Looking at it a different way, retention rates drop as unmet need rises -- especially above the $5,000 mark. The university is defining unmet need as need remaining after a student’s expected family contribution as well as institutional, state and federal aid.

At the same time, the university, which enrolls roughly 30,000 students, has a large population whose unmet need falls between $5,000 and $15,000. Those with unmet need falling into the $5,000-10,000 range make up 14.3 percent of students. Those with unmet need in the $10,000-15,000 range make up 8.6 percent of students.

“If you look at that distribution, we saw a hollowing out of the middle,” Tracy said. “The real place where you see the most is the $5,000-10,000 and $10,000-15,000 ranges. And that’s where we want to make sure we focus.”

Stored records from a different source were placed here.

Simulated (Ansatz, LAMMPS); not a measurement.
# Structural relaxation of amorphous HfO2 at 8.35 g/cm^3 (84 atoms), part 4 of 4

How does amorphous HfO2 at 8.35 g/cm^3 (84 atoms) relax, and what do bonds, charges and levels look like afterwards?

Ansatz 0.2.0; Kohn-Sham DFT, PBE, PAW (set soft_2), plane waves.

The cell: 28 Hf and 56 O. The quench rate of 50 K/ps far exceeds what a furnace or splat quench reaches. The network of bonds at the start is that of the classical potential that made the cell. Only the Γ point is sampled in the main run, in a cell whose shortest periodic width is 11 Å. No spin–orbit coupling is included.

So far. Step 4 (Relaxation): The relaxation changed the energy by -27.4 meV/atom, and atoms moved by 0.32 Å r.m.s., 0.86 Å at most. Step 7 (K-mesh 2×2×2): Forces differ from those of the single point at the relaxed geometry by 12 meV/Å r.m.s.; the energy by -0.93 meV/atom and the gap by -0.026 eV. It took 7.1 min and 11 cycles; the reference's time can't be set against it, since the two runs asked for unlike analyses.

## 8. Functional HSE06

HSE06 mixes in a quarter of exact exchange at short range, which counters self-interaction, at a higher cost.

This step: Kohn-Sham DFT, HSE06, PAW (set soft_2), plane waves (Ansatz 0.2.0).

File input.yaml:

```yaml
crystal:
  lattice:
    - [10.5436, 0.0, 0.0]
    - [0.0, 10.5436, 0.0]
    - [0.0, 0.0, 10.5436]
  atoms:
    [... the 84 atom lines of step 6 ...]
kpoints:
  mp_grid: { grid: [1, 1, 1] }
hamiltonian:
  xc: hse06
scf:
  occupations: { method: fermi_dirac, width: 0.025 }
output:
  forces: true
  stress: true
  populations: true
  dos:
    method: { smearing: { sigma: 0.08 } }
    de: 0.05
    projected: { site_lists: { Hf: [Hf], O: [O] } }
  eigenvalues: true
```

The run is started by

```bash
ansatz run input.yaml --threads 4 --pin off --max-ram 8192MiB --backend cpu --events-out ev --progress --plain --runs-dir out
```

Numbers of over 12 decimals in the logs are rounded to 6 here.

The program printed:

It’s not possible to say exactly where the final financial aid numbers will fall. But UK estimates that if the new strategy had been in place for its current first-year class, more than $17 million of financial aid would have been awarded based on need and $8 million would be based on merit and other factors. That’s a sharp difference from the actual distribution for this year’s first-year class, which saw more than $22 million dedicated to non-need-based aid.

The actual aid changes will take time. Need-based aid will grow to about 20 percent of the institutional aid budget for the class entering in the fall of 2017. The university will move the bar up toward 65 percent gradually over the next several years. Scholarships for current students won’t be affected.

The new aid strategy fits into a university goal to boost its six-year graduation rate to 70 percent by 2020, up from a current 63.4 percent. It also fits into a goal to improve the first-year retention rate to 90 percent by 2020, up from 82.7 percent among the 2014 cohort.

Modeling suggests underrepresented students will be helped by the new aid policy, Tracy said. Underrepresented students tend to have more unmet need.

Administrators are preparing for some pushback from top-level students and parents who may compare smaller aid packages to an older sibling’s or friend’s. There could be a substantial number of those students, as 37.2 percent of UK’s current students have unmet need of zero to $5,000, and 20.6 percent have unmet need of zero to negative $5,000.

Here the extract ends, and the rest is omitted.